Upstream work on the discoverability of certain recommended volume type aspects.
As a user, I want to be able to look into a volume type object and see all aspects it fulfills so that I can choose the best suited volume type for my volumes.
In #265 a standard for volume types is created. Right now SCS, providers and consumers need to rely on Tags in the description of a volume type to discover volume types with the recommended aspects encrypted and replicated.
We want to find a way to use the internal extra_spec in volume types for the description of those two aspects, when they are present in a volume type. If this is not possible, we would like to introduce another property, which has to be set by the admin, when setting the volume type. Only after that we will have the possibility to automatically check for a volume type with replication or encyption.
Definition of Done:
- [ ] The aspect of encryption is discoverable for a user role in upstream OpenStack
- [ ] The aspect of replication is discoverable for a user role in upstream OpenStack
- [ ] The standard is changed to use the upstream way of discovering replication and encryption in a volume type
For volume types there exist already the concept of user visible extra specs, that are triggered by policy: https://docs.openstack.org/cinder/latest/admin/user-visible-extra-specs.html It should be possible to add support for an encryption extra spec, as everything necessary is already there. The encryption parameters can be accessed as an admin like this:
stack@woc15:~/devstack$ openstack volume type show LUKS --encryption-type
+--------------------+-----------------------------------------------------------------------------------------------------------------------------------------------------------------------------------------------------------------------------------+
| Field | Value |
+--------------------+-----------------------------------------------------------------------------------------------------------------------------------------------------------------------------------------------------------------------------------+
| access_project_ids | None |
| description | None |
| encryption | cipher='aes-xts-plain64', control_location='front-end', created_at='2023-11-30T16:13:15.000000', deleted='False', deleted_at=, encryption_id='872a9738-34d0-43d6-977a-91ea4858e74f', key_size='256', provider='luks', updated_at= |
| id | bee35d94-d42c-42d8-b226-32be9ca5b694 |
| is_public | True |
| name | LUKS |
| properties | |
| qos_specs_id | None |
+--------------------+-----------------------------------------------------------------------------------------------------------------------------------------------------------------------------------------------------------------------------------+
For replication it is harder, as it depends on the used backend. That means, it cannot be derived from inside openstack but would need the input from the provider, whether there is replication or not. I will go into discussion with the Cinder developers about this.

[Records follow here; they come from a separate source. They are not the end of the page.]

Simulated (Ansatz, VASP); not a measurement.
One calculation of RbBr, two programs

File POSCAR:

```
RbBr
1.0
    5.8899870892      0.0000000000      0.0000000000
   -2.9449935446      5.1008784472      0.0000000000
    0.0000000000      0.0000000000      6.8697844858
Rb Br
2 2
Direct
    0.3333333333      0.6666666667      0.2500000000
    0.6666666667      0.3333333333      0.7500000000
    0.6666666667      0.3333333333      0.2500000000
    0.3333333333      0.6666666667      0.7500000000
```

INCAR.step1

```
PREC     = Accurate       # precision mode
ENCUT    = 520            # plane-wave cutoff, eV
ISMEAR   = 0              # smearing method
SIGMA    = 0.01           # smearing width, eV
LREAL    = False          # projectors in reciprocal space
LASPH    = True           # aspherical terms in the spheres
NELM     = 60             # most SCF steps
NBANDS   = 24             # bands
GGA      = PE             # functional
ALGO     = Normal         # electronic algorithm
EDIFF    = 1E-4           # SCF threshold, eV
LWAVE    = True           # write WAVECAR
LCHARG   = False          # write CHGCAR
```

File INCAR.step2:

But it might be possible to easily do that as the setting of extra specs is only allowed for admins now and only when the volume type is not in use. So it would just be necessary to make something like this visible to users:
openstack volume type set --property replications=3 LUKS
openstack volume type show LUKS --encryption-type
+--------------------+-----------------------------------------------------------------------------------------------------------------------------------------------------------------------------------------------------------------------------------+
| Field | Value |
+--------------------+-----------------------------------------------------------------------------------------------------------------------------------------------------------------------------------------------------------------------------------+
| access_project_ids | None |
| description | None |
| encryption | cipher='aes-xts-plain64', control_location='front-end', created_at='2023-11-30T16:13:15.000000', deleted='False', deleted_at=, encryption_id='872a9738-34d0-43d6-977a-91ea4858e74f', key_size='256', provider='luks', updated_at= |
| id | bee35d94-d42c-42d8-b226-32be9ca5b694 |
| is_public | True |
| name | LUKS |
| properties | replications='3' |
| qos_specs_id | None |
+--------------------+-----------------------------------------------------------------------------------------------------------------------------------------------------------------------------------------------------------------------------------+
This is currently only visible for admins.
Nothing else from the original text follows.